“Where the path closed
down and over,
through the scumbled leaves,
through the knotted catbrier,
I kept going.”
I don’t really like nature poetry. I’ve tried for years, taking recommendations, trying to more than just acknowledge its worth and actually revel in it. But there are few nature poems (or poets) that get me.
Or should I say: there are few nature poems (or poets) that I get.
And it isn’t for lack of love for nature, either. I’d take a day in the woods over shopping and call it blessed. Still, there’s something.
A friend once told me, “Egrets are auspicious birds.” We were standing by the ocean watching two egrets meander along the marsh. This friend is a reader of signs — a believer in “reasons for things” — and as I watched the egret bend its elegant neck to the marsh grasses, I almost believed her.
Battling through thorns, swatting at mosquitos, the narrator searches for something she doesn’t even know is there. At first, it’s just a clump of reeds shimmering across the shore. Then, suddenly, it bursts into life and white fire: egrets emerging from the reeds.
“Even half-asleep they had
such faith in the world
that made them –
tilting through the water,
by the laws
of their faith not logic,
they opened their wings
softly and stepped
over every dark thing.”
“By the laws of their faith” — as though even birds have a sense of belonging. I imagined their long un-clumsy legs shifting with grace.

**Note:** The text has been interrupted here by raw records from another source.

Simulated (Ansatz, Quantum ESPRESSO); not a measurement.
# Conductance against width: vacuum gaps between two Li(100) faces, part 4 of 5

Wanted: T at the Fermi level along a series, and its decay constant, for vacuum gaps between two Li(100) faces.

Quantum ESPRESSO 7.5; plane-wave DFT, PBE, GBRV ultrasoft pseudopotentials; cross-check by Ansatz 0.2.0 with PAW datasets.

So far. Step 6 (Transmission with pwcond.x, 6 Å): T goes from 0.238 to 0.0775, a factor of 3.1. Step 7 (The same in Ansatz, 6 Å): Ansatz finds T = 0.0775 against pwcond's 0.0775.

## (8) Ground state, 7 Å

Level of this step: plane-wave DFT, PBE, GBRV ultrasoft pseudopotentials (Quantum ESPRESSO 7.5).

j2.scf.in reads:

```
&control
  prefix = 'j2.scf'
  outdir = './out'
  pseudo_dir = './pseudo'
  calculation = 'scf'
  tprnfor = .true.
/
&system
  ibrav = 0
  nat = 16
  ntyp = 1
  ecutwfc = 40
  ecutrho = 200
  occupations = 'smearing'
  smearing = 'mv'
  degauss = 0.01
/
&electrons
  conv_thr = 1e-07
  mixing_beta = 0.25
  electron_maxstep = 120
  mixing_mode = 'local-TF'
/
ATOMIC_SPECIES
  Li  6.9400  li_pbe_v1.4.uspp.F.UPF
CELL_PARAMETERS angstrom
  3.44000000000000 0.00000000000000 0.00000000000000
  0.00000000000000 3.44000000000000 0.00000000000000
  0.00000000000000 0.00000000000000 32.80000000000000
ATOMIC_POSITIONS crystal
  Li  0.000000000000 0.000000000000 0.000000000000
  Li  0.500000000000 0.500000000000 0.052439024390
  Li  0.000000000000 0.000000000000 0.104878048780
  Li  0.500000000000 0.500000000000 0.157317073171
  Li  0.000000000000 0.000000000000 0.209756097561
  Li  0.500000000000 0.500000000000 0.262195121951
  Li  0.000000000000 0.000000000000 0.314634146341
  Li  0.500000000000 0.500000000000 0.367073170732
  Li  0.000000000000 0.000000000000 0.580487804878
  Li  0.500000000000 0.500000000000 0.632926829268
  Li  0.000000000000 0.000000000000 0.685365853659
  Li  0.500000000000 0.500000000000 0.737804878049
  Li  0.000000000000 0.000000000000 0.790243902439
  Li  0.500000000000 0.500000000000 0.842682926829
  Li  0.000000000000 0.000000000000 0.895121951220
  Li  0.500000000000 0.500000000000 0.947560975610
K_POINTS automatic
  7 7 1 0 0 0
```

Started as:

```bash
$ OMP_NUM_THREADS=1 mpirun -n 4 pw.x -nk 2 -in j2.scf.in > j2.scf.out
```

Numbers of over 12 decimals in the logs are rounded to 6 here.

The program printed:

They opened their wings softly and stepped over every dark thing.
I sit on my bed, that last line resonating through the room as though I’d read it aloud.
I read it again, quickly, afraid almost that the words are not true. That I didn’t just read a poem about egrets and water and darkness and light.
But I did, and there it is on page 148. A real-live nature poem that stopped me in my mindless reading and gave words to transcendence.
She’s done it again, Mary Oliver, with her observations and daily life and the shaping of thought into poetry.
Maybe I don’t think I care for nature poetry.
If this is me not caring, then why has the image of egrets rising up out of the reeds, the image of “stepping over every dark thing”, settled so permanently in my mind?